It’s time to pack my bags and move to a new social network. Who’s with me? Google+ has been available for less than a month but it has gathered incredible momentum. Estimates put early adopters at more than 20 million, the Google+ mobile app held the top seller on the Apple app market, and the fledgling media site is awash with activity: Google co-founder Larry Page reported that there have been more than a billion items shared and received every day! (The +1 button, which is integrated into Google+, gets about 2.3 billion uses a day.) The Google+ train is picking up steam and I’ve already climbed aboard. While things are still new I thought I’d share with you why I’m leaving Facebook (and Twitter, and LinkedIn, and Buzz), and what I’m learning as I move to Google+. Forgive me for getting a little more bloggy than usual, but there’s so much I’ve discovered and enjoyed, I just had to share.
Free To Be Me
The reason I’m switching to Google+ can be summed up succinctly: Facebook is about Friends, Google+ is about Circles, and I’m a control freak. With Facebook, it has never been easy for me to manage information. Friend Lists help, and there is a (relatively) comprehensive set of privacy controls that let you dictate who sees what, but those tools never seem like enough. I’ve customized the crap out of Facebook’s privacy controls because I’m paranoid about who sees what on my Facebook account, but I still want to share with people. It’s time consuming and frustrating. Every time I send out a status update, or upload a photo, or comment on a thread, I have to ask myself, “who’s going to see this?” Because, honestly, it matters. Businesses trawl through your social media accounts before they hire you, parents explore your habits, enemies and ex-lovers snicker at your poor grammar, and lawyers are starting to use Facebook to help them pick jurors. When faced with such interests into your social network it seems like there are only two options: you can become really paranoid about what you share (like me), or you can decide that privacy is dead and it doesn’t matter.

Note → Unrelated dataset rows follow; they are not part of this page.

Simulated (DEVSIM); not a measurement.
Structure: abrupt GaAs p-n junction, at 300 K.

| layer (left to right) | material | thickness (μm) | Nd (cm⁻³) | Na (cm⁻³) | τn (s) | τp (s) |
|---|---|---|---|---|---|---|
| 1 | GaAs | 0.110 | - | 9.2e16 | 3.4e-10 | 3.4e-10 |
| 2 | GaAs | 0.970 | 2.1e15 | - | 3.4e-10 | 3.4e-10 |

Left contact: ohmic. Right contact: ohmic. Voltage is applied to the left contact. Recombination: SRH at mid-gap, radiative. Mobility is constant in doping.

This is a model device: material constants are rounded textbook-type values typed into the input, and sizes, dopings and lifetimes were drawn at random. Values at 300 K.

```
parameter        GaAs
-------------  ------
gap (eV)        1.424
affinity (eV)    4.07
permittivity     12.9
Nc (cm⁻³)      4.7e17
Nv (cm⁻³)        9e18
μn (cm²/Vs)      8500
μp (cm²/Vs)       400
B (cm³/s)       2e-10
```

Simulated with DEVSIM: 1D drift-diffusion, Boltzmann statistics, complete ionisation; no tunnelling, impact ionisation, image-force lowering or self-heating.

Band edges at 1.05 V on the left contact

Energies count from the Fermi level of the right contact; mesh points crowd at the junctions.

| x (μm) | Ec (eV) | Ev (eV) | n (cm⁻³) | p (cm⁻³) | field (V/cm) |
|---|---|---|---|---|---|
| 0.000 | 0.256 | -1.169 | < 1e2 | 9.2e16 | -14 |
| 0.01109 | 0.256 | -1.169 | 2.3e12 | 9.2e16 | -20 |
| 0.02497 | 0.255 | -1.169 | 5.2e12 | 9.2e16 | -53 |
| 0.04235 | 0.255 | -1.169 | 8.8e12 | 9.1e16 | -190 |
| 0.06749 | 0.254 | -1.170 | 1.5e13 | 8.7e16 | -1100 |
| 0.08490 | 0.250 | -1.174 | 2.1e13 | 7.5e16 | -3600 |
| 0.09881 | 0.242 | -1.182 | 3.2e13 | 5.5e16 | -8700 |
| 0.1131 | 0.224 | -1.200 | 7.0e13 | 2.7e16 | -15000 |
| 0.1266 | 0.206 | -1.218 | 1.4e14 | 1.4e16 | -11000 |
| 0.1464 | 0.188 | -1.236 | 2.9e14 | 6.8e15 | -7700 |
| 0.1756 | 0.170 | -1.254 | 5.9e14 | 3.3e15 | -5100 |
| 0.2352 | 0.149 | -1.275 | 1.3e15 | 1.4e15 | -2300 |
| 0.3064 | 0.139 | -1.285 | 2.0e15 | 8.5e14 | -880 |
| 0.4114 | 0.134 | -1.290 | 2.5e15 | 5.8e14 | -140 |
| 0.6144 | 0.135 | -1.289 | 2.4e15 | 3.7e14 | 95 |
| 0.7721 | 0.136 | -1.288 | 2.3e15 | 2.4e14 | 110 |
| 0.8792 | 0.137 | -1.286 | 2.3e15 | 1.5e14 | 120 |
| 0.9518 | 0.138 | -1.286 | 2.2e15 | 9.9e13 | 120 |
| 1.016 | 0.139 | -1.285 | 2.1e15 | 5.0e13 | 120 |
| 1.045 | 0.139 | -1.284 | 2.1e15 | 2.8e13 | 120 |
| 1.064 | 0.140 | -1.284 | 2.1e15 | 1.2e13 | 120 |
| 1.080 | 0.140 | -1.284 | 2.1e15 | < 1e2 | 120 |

Google+ gives you a wonderful third option: easy control. For the past few weeks I’ve been adding people to my Google+ account and as I do I’ve been placing them into different categories. Family goes in one circle, business associates another. People are quickly sorted – the ability to place each into circles is integrated into the very notification that they’ve added you to their Google+ account. It’s so damn easy. And that’s just adding people. When you’re ready to share, whether it’s photos or comments or links, you are asked who you want to send the information too. I share travel plans with friends and family, I send out important reminders about articles to business associates, and when I post an article I share it publicly so that anybody can read it. Comments and +1 tags on shared items stay within the people the item was originally shared. It’s all as private as you want, and it’s all easy, easy, easy.
Plus, I can use the same circles to manage information as it comes to me. We all have that friend on Facebook who over shares. Stories about the latest celebrity, detailed descriptions of bowel movements, a blow by blow account of their lunch – I love these people, I hate their news. Now I don’t have to wade through it. People whose updates I really value go in one circle. More than one circle, actually, as I like to divide that news up into categories. I can read the updates from that circle whenever I want, and it’s as pristine as a I want to make it. When I want to catch up with my more gabby friends, well hey, that stream is still there ready for me to explore.
Coming in or going out, Google+ lets me control my information. And I can tell you, after just a few weeks, I don’t want to go back to the old system. I can’t. True, I’m still managing my Facebook account, but I’m not reading my news feed. I’m slowly finding those tweet feeds on Twitter that I really like and hunting down their equivalent users on Google+ (many have already moved, and the usual suspects top the list of early adopters ). Hopefully by the end of the summer I’ll have all my social media news coming through Google+, filtered just the way I like it. Because, why not, it’s MY social network, right, it should behave the way I want it.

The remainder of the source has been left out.